It’s hardly the first time this New Zealand-born star has tugged at the leash of country music. He’s been using drum machines on recordings since 2003. Yet never before has he opened himself so eagerly to a world of sound. Perhaps the uber-mainstream milieu Urban found himself in while hosting the final five seasons of American Idol had something to do with it. Those years spanned most of the time between his last album, 2013’s The Fuse and his latest. At the same time, his outreach mirrors the general expansion of country which, over the last few years, has integrated increasing amounts of hip-hop, metal, and more.

That’s the good news. On the other hand, Urban’s new inclusiveness did nothing to deepen the emotion in his voice, redeem the sentimentalism of his lyrics, or vary his blandly fraternal persona. It doesn’t help that he had a smaller role in the songwriting than on any previous album of his career, taking co-credits on fewer than half the songs.

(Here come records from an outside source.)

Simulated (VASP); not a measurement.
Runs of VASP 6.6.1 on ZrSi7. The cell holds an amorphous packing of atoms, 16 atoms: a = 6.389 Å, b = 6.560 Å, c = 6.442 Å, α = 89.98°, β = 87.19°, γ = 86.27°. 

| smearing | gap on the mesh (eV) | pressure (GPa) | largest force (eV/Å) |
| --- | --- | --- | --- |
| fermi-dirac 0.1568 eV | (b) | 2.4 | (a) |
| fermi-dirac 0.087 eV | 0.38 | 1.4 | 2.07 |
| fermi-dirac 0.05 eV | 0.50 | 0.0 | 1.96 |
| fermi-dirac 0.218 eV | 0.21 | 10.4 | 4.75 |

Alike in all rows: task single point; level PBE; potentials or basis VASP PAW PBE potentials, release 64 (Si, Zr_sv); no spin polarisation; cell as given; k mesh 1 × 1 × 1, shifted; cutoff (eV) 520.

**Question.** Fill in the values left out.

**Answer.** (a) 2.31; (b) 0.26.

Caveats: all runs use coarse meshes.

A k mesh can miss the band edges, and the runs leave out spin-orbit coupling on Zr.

For a touch of the personal, Urban managed to reference his late father in “Gone Tomorrow (Here Today),” which savors the moment in the face of mortality. He also gave a randy nod to wife Nicole Kidman in “Son Don’t Let Me Down,” which name-checks her role in 1995’s To Die For. The latter track stands out further for its attempt at urbanity—even if Pitbull’s rap sounds like something he came up during a break from working with J.Lo and Rodgers’ bass line is one of the least-funky things he’s ever conceived.

Urban also does himself no favors by approving so many cynically conforming lyrics. “John Cougar, John Deere John 3:16” reduces a man’s identity to a series of branding opportunities. “Boy Gets A Truck” trots out the plot of a common life with a shocking lack of perspective, while other tracks find Urban sleepwalking through his familiar persona, as protector and pep-talk dispenser. In the only song where he risks real pain, “That Could Still Be Us,” he self-consciously cracks his voice to simulate emotion.

Then again, depth isn’t Urban’s calling card. Fun is, and he managed to find a fresh expression for it in “Gone Tomorrow,” in which his trademark six string banjo mimics the flinty texture of a sitar. It’s also cool that in “Habit of You” Israeli producer K-Kov gave the tune a middle eastern lilt. Best, though, is “The Fighter,” a duet with Carrie Underwood which hasn’t a hint of country but which has just enough synth-pop pluck to become a pan-genre smash.